Article 9
QUANTICS.

The Theory of Qualities or Forms²⁷ appeared in embryo in the Berlin memoirs of Lagrange (1773, 1775), who considered binary quadratic forms of the type $a{x}^2+bxy+c{y}^2$, and established the invariance of the discriminant of that type when $x+\lambda y$ is put for $x$. He classified forms of that type according to the sign of $b^2-4ac$, and introduced the ideas of transformation and equivalence. Gauss²⁸ (1801) next took up the subject, proved the invariance of the discriminants of binary and ternary quadratic forms, and systematized the theory of binary quadratic forms, a subject elaborated by H. J. S. Smith, Eisenstein, Dirichlet, Lipschitz, Poincaré, and Cayley. Galois also entered the field, in his theory of groups (1829), and the first step towards the establishment of the distinct theory is sometimes attributed to Hesse in his investigations of the plane curve of the third order.

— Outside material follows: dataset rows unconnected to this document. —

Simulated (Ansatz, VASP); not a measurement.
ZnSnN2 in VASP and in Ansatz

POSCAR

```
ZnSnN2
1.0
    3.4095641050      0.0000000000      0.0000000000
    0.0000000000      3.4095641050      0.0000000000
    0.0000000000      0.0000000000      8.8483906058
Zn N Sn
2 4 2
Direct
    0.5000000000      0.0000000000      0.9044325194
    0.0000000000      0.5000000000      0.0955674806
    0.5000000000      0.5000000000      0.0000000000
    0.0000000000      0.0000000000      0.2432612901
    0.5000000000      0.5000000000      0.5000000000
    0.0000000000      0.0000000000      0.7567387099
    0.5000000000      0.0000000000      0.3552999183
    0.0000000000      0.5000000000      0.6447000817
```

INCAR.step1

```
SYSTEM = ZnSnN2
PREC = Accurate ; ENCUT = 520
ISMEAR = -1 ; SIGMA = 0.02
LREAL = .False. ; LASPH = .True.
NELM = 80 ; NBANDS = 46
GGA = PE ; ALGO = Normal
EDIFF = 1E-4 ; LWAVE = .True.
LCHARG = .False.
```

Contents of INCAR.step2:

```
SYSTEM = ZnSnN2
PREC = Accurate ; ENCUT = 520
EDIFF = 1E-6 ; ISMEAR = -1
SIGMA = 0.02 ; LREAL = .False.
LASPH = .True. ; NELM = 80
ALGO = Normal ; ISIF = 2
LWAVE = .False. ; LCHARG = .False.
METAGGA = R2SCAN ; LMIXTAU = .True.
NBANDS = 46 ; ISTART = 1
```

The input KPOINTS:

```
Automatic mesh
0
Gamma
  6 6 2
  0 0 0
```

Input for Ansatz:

It is, however, to Boole (1841) that the real foundation of the theory of invariants is generally ascribed. He first showed the generality of the invariant property of the discriminant, which Lagrange and Gauss had found for special forms. Inspired by Boole’s discovery Cayley took up the study in a memoir “On the Theory of Linear Transformations” (1845), which was followed (1846) by investigations concerning covariants and by the discovery of the symbolic method of finding invariants. By reason of these discoveries concerning invariants and covariants (which at first he called “hyperdeterminants”) he is regarded as the founder of what is variously called Modern Algebra, Theory of Forms, Theory of Quantics, and the Theory of Invariants and Covariants. His ten memoirs on the subject began in 1854, and rank among the greatest which have ever been produced upon a single theory. Sylvester soon joined Cayley in this work, and his originality and vigor in discovery soon made both himself and the subject prominent. To him are due (1851-54) the foundations of the general theory, upon which later writers have largely built, as well as most of the terminology of the subject.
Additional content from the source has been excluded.